Book traversal links for 7. Group Structure
7. Group Structure
C 83/2019 STA1. In order to fulfil its responsibilities, the Board of the Bank as a Controlling Shareholder must ensure:
- a. There is a corporate governance framework at Group level with clearly defined roles and responsibilities taking into account the complexity and significance of the individual entities;
- b. There is an appropriate Group management structure and internal control framework which takes into account the material risks to which the Group and its individual entities are exposed;
- c. The Group’s corporate governance framework includes adequate policies, processes and controls and addresses risk management across the entities;
- d. The Group’s corporate governance framework includes appropriate processes and controls to identify and address potential intragroup conflict of interest, such as those arising from intragroup transactions;
- e. There are Board-approved policies and clear strategies for establishing new structures and legal entities, which ensure that they are consistent with the policies and interests of the Group;
- f. There are effective systems in place to facilitate the exchange of information among the various entities, to manage the risks of the individual entities as well as of the Group as a whole, and to ensure effective control of the Group;
- g. There are sufficient resources to monitor the compliance of all entities with all applicable legal, regulatory and governance requirements; and
- h. There is an effective internal audit function, and in the case of a Bank offering Islamic financial services an effective internal Shari`ah audit function, which ensures audits are being performed on all Group entities and the Group itself.
2. While the Board of the Bank as a Controlling Shareholder must conduct strategic, group-wide risk management and prescribe corporate risk profiles, the individual entities’ management and boards must have appropriate input to their local or regional application and the assessment of local risks. It is the responsibility of the individual entities’ boards, or equivalent in the case of foreign branches, to assess the compatibility of the Group policy with local legal and regulatory requirements.

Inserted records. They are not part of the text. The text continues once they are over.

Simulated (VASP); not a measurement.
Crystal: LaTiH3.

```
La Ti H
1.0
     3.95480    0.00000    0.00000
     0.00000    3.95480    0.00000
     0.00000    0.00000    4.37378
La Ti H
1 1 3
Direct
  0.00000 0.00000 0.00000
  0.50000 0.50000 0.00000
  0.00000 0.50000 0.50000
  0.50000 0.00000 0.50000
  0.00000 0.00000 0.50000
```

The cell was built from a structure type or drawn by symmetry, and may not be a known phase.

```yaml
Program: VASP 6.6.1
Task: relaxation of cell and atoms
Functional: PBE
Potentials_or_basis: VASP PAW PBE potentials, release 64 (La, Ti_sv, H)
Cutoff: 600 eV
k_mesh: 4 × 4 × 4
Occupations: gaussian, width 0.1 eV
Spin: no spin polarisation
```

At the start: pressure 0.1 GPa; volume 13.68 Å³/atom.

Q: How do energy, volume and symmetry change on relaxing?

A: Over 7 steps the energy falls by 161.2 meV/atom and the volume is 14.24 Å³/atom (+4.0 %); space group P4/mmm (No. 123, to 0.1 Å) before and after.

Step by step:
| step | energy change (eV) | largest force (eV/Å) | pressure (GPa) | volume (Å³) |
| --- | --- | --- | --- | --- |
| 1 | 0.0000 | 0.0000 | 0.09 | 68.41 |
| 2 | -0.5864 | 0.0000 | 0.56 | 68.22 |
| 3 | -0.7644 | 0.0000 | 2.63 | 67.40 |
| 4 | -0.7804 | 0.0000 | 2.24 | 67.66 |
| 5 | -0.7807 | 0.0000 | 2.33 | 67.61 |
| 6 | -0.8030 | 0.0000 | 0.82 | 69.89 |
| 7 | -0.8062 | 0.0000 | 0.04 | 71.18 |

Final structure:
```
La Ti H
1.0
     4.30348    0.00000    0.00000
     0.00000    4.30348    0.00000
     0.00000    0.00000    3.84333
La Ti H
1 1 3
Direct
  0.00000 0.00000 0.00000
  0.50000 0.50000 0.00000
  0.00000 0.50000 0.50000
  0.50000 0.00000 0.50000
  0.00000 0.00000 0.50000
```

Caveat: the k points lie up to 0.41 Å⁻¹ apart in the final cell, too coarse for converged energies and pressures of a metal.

3. The Board and Senior Management must take into account the financial, legal, reputational and other risks to the Bank from operating through complex or non-transparent structures. Measures to avoid or mitigate these risks include, but are not limited to:
- a. Avoiding setting up complicated structures that lack economic substance or business purposes;
- b. Continually maintaining and reviewing appropriate policies, procedures and processes governing the approval and maintenance of those structures or activities, including fully vetting the purpose, the associated risks and the Bank’s ability to manage those risks prior to setting up new structures and initiating associated activities;
- c. Having a centralized process for approving the creation of new legal entities and dissolution of dormant entities based on established criteria, including the ability to monitor and fulfil each entity’s regulatory, tax, financial reporting, governance and other requirements;
- d. Establishing adequate procedures and processes to identify and manage all material risks arising from these structures, including lack of management transparency, operational risks introduced by interconnected and complex funding structures, intragroup exposures, trapped collateral and counterparty risk, ensuring that structures are only approved if the material risks can be properly identified, assessed and managed; and
- e. Ensuring that the activities and structure are subject to regular internal and external audit reviews and Shari`ah audit review in case of providing Islamic banking services.